More than 50 teachers and school employees are losing their jobs and catering staff are to get a pay cut this year as budget reductions bite.
Papers seen by the Derbyshire Local Democracy Reporting Service reveal that teachers, teaching assistants, cleaners and IT technicians are among the targets for either compulsory or voluntary redundancy.
Meanwhile, 952 school catering staff are set to see their hours reduced, reducing their monthly pay packets by up to almost £100.
The report by the Tory-led Derbyshire County Council shows that of the 17 schools set to make staffing cuts over the current year, 14 cite “annual budget deficit” as the reason for the redundancies. Of the 51 staff being let go, 13 are teachers taking voluntary redundancy; 19 are support staff also taking voluntary redundancy; and 19 are support staff – such as teaching assistants – who are the victims of compulsory redundancy.
Some staff members are taking earlier retirement and many of the employees are in and around their 60s; however some are in their early 20s. In addition to the 51 staff members losing jobs, 19 are opting to reduce their contracted hours as an alternative to redundancy, in return for one-off payments from the council.
The maximum reduction of hours is equivalent to two days per week, and no payment can exceed £5,000. The combined cost to the county council of redundancy payments and the buy-out of hours is £378,375.
Meanwhile, schools themselves will have to foot the bill for pension shortfall payments, which total £100,162. The report states: “Over the last few years, additional cost pressures on school budgets have created financial pressures for Derbyshire schools.
“The schools listed in this report have explored measures to reduce a number of heads of expenditure but it has not been possible to avoid redundancies.
“In some cases, as a means to mitigate against redundancy, reducing contracted hours through a buy-out has been achieved.
“Children’s services’ HR services has supported affected employees in seeking suitable alternative employment and will continue to do so until the redundancies take effect.
“Active exploration of opportunities for alternative employment will be maintained, including any potential for those affected by compulsory redundancy to fill temporary roles, to allow more time for substantive posts to be found.”
Labour county councillor Jim Coyle feared for the impact that the cutbacks could have on the quality of teaching for the next generation.

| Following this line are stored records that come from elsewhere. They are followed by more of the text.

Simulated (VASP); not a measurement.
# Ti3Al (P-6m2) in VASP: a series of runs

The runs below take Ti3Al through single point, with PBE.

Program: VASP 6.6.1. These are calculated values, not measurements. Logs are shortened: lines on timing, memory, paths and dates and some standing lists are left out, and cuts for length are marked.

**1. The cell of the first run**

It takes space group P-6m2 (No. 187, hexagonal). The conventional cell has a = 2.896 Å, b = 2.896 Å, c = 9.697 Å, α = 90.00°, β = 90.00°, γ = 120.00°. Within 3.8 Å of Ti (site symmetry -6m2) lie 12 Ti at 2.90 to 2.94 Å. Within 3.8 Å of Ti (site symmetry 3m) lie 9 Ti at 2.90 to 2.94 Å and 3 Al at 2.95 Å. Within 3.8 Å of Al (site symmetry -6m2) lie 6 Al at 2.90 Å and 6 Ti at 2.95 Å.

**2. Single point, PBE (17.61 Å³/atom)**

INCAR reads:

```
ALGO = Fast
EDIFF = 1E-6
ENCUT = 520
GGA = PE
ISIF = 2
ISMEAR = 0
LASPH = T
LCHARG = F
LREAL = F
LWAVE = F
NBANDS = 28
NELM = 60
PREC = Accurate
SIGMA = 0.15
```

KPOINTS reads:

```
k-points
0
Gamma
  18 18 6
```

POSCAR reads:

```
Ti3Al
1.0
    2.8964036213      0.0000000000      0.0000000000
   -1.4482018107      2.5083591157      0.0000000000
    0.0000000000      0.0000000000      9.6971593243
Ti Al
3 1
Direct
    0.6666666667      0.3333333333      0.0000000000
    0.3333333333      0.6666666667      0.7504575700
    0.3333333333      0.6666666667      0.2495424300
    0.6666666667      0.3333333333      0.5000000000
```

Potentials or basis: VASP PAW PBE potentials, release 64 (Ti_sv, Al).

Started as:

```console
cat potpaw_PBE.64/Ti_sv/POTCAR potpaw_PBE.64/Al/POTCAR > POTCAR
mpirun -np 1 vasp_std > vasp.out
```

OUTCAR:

He said: “We have been saying for many years that this government is severely underfunding our services – including schools.
“How are our children supposed to prosper when schools can’t even afford teachers or support staff? It’s another disgrace.”
Meanwhile, a report on reducing the number of hours which catering staff are allowed to work by eight per cent is also being presented to the county council.
This would see catering supervisors – or dinner ladies as they often called – currently working 37 hours a week earning around £97 less each month; and those working 30 hours would earn almost £80 less.
There are 952 catering staff employed by the county council.
In June, the authority increased the cost of school meals for the first time in three years. Under the changes, the recommended cost of primary, nursery and special school meals went up by 10p to £2.10 and the price of secondary school meals rose 5p to £2.88.
The meal price changes were made as a result of the increasing costs of supplying 60,000 meals each year while maintaining high quality food options. The county council says that the cutbacks to catering staff hours come as a result of “rising food and labour costs”.
It states: “Since 2010, the catering needs of schools have significantly changed with the delegation of budgets to schools and the introduction of the academies programme.
“The buy strategies of these more commercial operations focus heavily on maximising resources to ensure every pound is used efficiently and effectively to improve standards and have maximum impact for their pupils.
“Recent years have seen the education catering market become increasingly competitive, with a growing number of multinational private contractors and sole traders vying for business.
“Therefore, it is of the utmost importance that, despite financial pressures, currently from rising food and labour costs, the service remains as competitive as possible to mitigate job losses and secure continued employment with Derbyshire County Council for the catering staff going forward.”
To help speed up the process and make up for the fewer hours which staff will be working, the county council aims to buy in “modern and increasingly efficient technology” such as dishwashers and combination ovens.
Cllr Coyle claims that the school meals service had a surplus of £360,000 last year.
The report states that without revising staffing hours, the service would have a deficit this year of £381,000 which would increase to £1.4 million next year and £1.7 million by 2020.
He said: “It’s hard to believe that any cabinet could be so callous.
“The school meals service made a £360,000 surplus last year and are putting school meal prices up in September.
“Now this disgraceful action against our dinner ladies. You can bet your bottom dollar that the managers aren’t have their gold plated salaries cut by eight per cent.”
No spokesperson for the Conservatives was available as of this article’s publication.